September 28, 2013
Bishop Mark Webb
Upper New York Conference
United Methodist Church
324 University Ave., 3rd Floor
Syracuse, NY 13210
Dear Bishop Webb,
I would like to start my letter by saying I do not envy you and your current situation at all. It must be hard to be faced with this type of decision. There are many people watching you and your decision, you may in fact be writing history. This is why I am writing you, I hope that you will be able to see the right way to proceed, not from a religious or ideological stand point but as a human being. I feel religion although at the heart of this issue bears no weight on this issue, it is more than ideology.
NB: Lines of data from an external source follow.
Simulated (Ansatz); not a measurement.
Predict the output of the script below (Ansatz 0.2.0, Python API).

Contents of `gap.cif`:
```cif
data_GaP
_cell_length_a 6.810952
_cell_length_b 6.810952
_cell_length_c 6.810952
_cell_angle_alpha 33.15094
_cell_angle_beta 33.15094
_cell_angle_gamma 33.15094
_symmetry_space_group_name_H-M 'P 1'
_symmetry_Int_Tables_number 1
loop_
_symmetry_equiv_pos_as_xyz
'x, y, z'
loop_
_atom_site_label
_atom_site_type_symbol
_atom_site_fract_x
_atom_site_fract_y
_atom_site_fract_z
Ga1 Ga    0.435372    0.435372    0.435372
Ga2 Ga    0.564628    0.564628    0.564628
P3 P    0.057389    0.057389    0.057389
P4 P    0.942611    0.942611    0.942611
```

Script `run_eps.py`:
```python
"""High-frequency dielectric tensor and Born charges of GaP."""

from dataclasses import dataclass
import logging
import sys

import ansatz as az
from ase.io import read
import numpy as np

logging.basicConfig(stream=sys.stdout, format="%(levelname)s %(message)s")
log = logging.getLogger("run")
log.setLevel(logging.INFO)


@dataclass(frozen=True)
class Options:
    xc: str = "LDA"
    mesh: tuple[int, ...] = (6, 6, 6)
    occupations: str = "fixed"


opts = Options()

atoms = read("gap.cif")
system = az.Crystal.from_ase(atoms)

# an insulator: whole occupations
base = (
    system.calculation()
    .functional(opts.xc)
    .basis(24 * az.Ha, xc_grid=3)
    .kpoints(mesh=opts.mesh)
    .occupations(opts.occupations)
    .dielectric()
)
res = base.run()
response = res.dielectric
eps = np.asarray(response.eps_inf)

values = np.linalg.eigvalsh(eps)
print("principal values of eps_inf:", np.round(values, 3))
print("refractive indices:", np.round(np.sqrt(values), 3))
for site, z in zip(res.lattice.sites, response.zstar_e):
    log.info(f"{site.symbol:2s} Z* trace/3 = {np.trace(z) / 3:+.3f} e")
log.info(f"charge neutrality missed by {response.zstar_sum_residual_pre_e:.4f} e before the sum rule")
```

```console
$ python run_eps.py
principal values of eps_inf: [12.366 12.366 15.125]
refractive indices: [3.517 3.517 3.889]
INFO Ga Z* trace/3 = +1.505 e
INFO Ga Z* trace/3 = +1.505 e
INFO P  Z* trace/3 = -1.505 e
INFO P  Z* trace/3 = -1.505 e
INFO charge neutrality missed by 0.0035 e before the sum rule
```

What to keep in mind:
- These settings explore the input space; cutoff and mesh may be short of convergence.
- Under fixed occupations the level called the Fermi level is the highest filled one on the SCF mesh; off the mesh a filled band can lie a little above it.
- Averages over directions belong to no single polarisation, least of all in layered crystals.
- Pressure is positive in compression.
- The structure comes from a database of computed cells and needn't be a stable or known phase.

Some background first, I was raised a United Methodist, went to church, and Methodist summer camp. In my adult life I strayed and didn't go to church, college was too much fun to be up before noon on a Sunday. When I finally “grew up”. I decided I wanted to go back to church. Found a phenomenal church attended, was on a committee and even had my son baptized there. Then the pastor was transferred and I stopped going, the pastor being the main reason I was there. This pastor was dynamic, knowledgeable but most importantly I could relate as a human, not just as someone to seek guidance from. After this pastor left I asked around but my wife and I currently do not feel the need to attend a church, and the fact that the church as an organization is so closed minded about the issue of homosexuality is the main reason.
As a human being, which we all are, we do not have a right to decide who get to love who. I don't care if your a president, king, dictator, or pastor. Love is out of bounds to you. If we were ALL created in God's image then, if he has such a hang up on homosexuality then why does it exist? Simple thought I know but give it a minute. Okay moving on, secondly, I have met some people who are homosexual who are more loving, and better Christians than some clergy out there. These people have been facing a lifetime of discrimination and yet they find solace in a God who, in your narrow interpretation does not even care about them. To me those people embody what faith means. Let us not forget that in the 20th century it was illegal for an African American to marry a white person. We look at that now and see that as crazy and backward. Sound a bit familiar?
I am imploring you to look at the decision at hand. You are going to go after a man who wanted his daughter to be happy, and did what he could to do that. He then helped other children (we are all God's children right?) to be happy as well. Instead of punishing the man I want to shake his hand, and tell him keep up the good work. This man is helping people who others have cast aside. There was a historical figure who did this, heard about him, think he name was…... Jesus, that's it.
I'm going to leave this before it seems to much like a rant. Bishop Webb, please remember, you are a human being, and you are on the verge of something that will have ramifications for generations to come. Look into your heart, put down the book, and look into who you are. This man has done nothing wrong. He has helped many when they needed it. He has stood up for those who were voiceless. To me that is the most Christian thing any one can do.